SHIAWASSEE NATIONAL WILDLIFE REFUGE
Shiawassee National Wildlife Refuge is located in central lower Michigan, approximately 25 miles south of Saginaw Bay. It was established in 1953 to provide habitat for migratory waterfowl.
Known locally as the "Shiawassee Flats," the refuge lies in the Saginaw Bay watershed, historically one of the largest and most productive wetland ecosystems in Michigan. Refuge habitat consists of riparian, floodplain/bottomland hardwood forests and emergent marshes, as well as moist soil management units and croplands. Four rivers converge on the refuge - the Tittabawassee, Flint, Cass, and Shiawassee.
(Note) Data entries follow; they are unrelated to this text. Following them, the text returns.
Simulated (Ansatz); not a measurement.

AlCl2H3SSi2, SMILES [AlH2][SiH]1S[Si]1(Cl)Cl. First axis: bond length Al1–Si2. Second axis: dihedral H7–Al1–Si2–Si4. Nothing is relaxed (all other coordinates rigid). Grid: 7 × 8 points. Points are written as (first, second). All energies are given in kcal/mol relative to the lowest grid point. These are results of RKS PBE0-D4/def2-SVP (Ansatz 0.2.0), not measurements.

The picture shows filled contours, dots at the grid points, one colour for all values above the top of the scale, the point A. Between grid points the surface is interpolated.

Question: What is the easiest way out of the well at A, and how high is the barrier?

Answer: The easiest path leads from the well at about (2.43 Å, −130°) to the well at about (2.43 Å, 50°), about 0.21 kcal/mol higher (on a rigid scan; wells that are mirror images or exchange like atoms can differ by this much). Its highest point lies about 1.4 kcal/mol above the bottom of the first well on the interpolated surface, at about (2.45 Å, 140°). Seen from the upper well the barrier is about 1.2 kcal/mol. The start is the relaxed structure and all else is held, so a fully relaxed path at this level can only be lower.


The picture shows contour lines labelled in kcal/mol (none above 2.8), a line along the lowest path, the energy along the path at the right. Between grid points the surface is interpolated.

Over 265 species of birds have been documented on the refuge, including raptors, shore and wading birds, and more than 100 songbird species. Shiawassee Refuge is designated as a United States Important Bird Area (IBA) for its global significance to migratory waterfowl. It is also one of six focus areas designated by the Great Lakes/St. Lawrence Basin Joint Venture of the North American Waterfowl Management Plan. During peak populations in late October, up to 25,000 Canada geese and 40,000 ducks are present. A great diversity of other wildlife associated with freshwater marshes and floodplain forests are also found here.